I remember fitting a Rega RB300 (which has the same mounting distance) to a TD160 and having to file away part of the subchassis to get the correct position.

sp

I put quite a few 707s on Thorens TD 160, 165 & 145. The subchassis needed to be drilled/filed out a bit IIRC (it was 25+ years ago) to get the 222, but the grace came with 2 big washers that made mounting it up easy.

dave
 
@sreten

I cannot move the arm back and sideways because I have to trim the subchassis a little. I am trying to find a position without trimming but I doubt wether it's possible or not.

Thanks for your insights into arm geometry. I am not that familiar, but I understand that getting two null points is what matters. Anyway, I think I'll go conventional keeping the Grace specs. Actually I found some Rega mounting plate templates so I'll copy and build one of them as Regas have 222mm mounting distance too.
 
Ciskokid, I am not familiar with the AT1009 but I recall most arms being in old fashioned terms 9 or 9.5 inches effective length or in metric 229 or 240 mm.

229 mm is the Linn style and requires a mounting hole to spindle distance of 214 mm and overhang of 15 mm.

240 is the Rega style and equivalent figures are 222 mm and 18 mm.

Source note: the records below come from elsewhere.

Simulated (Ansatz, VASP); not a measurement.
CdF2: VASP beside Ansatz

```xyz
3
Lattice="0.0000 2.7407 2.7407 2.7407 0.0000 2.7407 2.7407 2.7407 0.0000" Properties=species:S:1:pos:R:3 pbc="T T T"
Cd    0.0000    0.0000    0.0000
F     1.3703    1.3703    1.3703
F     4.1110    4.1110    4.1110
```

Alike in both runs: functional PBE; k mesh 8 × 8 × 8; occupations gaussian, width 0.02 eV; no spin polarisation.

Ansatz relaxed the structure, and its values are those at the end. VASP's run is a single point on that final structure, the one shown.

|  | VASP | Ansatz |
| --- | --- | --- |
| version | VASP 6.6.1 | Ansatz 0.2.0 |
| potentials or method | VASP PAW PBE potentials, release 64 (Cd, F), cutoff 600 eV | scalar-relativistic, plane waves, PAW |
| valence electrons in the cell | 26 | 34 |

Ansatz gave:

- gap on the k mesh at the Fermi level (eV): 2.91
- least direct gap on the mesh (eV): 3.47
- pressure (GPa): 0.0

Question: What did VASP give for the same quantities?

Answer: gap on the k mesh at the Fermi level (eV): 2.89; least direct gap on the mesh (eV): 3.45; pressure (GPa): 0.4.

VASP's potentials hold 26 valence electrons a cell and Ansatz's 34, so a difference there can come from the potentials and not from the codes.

These figures are all approximate but the point I am getting to is wondering where your 225 mm measurement come from?

sp
 
Hai Basoni.

Just slot in>
Grace is a great amp, which was my first tonearm with my first tt, thoren 150mk II. I missed alot due to chip in for upgrade to Denon 401 10 inch arm to suit my Oh mighty heavy lenco with 5 inch plinth build.

The allowance on the head shell as mention surely offers the fine tune to 15 mm overhang but provided mounting distance have to be around 222.

You must set to 222mm with the drilled hole have some acess of play and 15mm to get the geometry. The importance of ttb is different from cd. First is the ttb, rigid ++, the arm, then catridge at last. What do you think if the importance of setting it accordingly to hold your lovely catridge?? The frist problem will disturb the effective mass.

The td 147, some they widen the chassis and drill the sub to penetrate selected arm distance. Of cource will not look good but can be cover by bigger arm board screw on top of original one. Or try to go to Thoren site. They tell you everything from head to tole..

Looking at the picture of the arm not on vertical enough? Just the look. Or get a S shape arm and that will looks better on this problem.

Sometimes when having a tt doesn't mean it can fit all kinds of arms. Have to consider the mass, the lenght and the weight especially on suspension tt. Even height on low design platter like lenco. Or maybe my friend, other arms suit nicer, and better here. Sme 3009?

If you try to full with arm, alignment, setting ought be as precise as possible. This is the manually anolog world. Very fun.... Yet i have not complete mine. I would like to share this continously. Plinth building?? yeh!!! gotha.


Cheers!!

Wan.

from mALAYSIA.
 
busoni,

I checked one of my Thorens - an ATR TD160B Mk2 - and if I measure from the record spindle to the furthest edge of the subchassis arm cutout I get about 234mm.

I forgot to measure the radius of this cutout but I think the 707 should fit without modification.

Just Googled and 707 mounting hole is 19mm so furthest point from spindle should be 222 + 9.5 = 231.5.

sp
 
Slightly off topic, and a few months late, but out of interest which cartridge are you using with the 707? I have just got hold of one of these for my ancient Goldring Lenco GL55 rebuild, and it seems finding a suitable high compliance cartridge these days is the tricky part. I have been thinking of ACD XLM, and Shure V15, but both of these have been out of production for some time, and command high prices when they come up second hand.